Demand for cotton will remain stable in the country as Indian and Chinese investors are relocating their textile companies to Bangladesh, the Economist Intelligence Unit (EIU) said.
Low costs will offer incentives for companies to relocate to Bangladesh, it said.
Cotton consumption in Bangladesh moves largely in tandem with activity in the textile sector, which is currently booming, the EIU said.
“After growing by an estimated 14.3 percent in 2012-13, we expect the consumption growth to slow in the next two seasons, but risks are weighted on the upside.”
The EIU is the research and analysis division of the Economist Group that owns the Economist newspaper.
Garment exports from Bangladesh rose by nearly 14.88 percent to $22.18 billion between July and May, performing well in non-traditional export destinations: Russia, Chile, South Korea and Japan.
Domestic supply remains insufficient to meet demand, and Bangladesh currently imports around 4 million bales of cotton annually from the US, India, Pakistan, Australia, Uzbekistan and other countries.
Negotiations with Uzbekistan to develop warehousing facilities for Uzbek cotton are proving difficult, with stakeholders questioning the benefits of such an arrangement for Bangladeshi mills.
“One risk to our forecast is that poor safety standards and reports of accidents in the textile sector could lead to a boycott by importing countries, particularly the EU and the US,” the report said.
“Consumption growth could also be held back by energy shortages to industrial units.”
On the international cotton market, the EIU report said following estimated growth of 2.4 percent in 2012-13, global cotton consumption growth will slow to below 1 percent in 2013-14, before picking up again in 2014-15.
The end of China's stockpiling policy is set to have significant repercussions on global markets, with demand from Chinese mills expected to grow from 2015-16 as reserves are released and global prices move downwards to reflect this surge of available supply, the EIU said.

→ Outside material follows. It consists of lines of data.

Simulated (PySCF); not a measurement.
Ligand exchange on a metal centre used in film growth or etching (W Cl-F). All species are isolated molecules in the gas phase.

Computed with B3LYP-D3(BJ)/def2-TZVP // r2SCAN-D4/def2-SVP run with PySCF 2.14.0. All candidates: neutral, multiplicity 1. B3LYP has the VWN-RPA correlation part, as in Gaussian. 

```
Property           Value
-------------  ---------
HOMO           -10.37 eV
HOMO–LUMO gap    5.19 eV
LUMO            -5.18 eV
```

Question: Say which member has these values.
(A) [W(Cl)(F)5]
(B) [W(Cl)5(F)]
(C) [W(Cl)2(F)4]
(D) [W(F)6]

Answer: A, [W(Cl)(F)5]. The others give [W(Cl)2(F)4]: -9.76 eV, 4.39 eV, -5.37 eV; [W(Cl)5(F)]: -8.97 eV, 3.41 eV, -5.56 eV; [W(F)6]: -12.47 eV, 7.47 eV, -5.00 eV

The relatively strong growth in 2012-13 was partly a reflection of a low base of comparison after two years of falling global consumption, but it was also a response to the sharp fall in prices in 2011-12, according to the report.
The fall in prices improved cotton's competitiveness with synthetic fibres and more than compensated for weak textile and other end-use demand last season, the EIU said.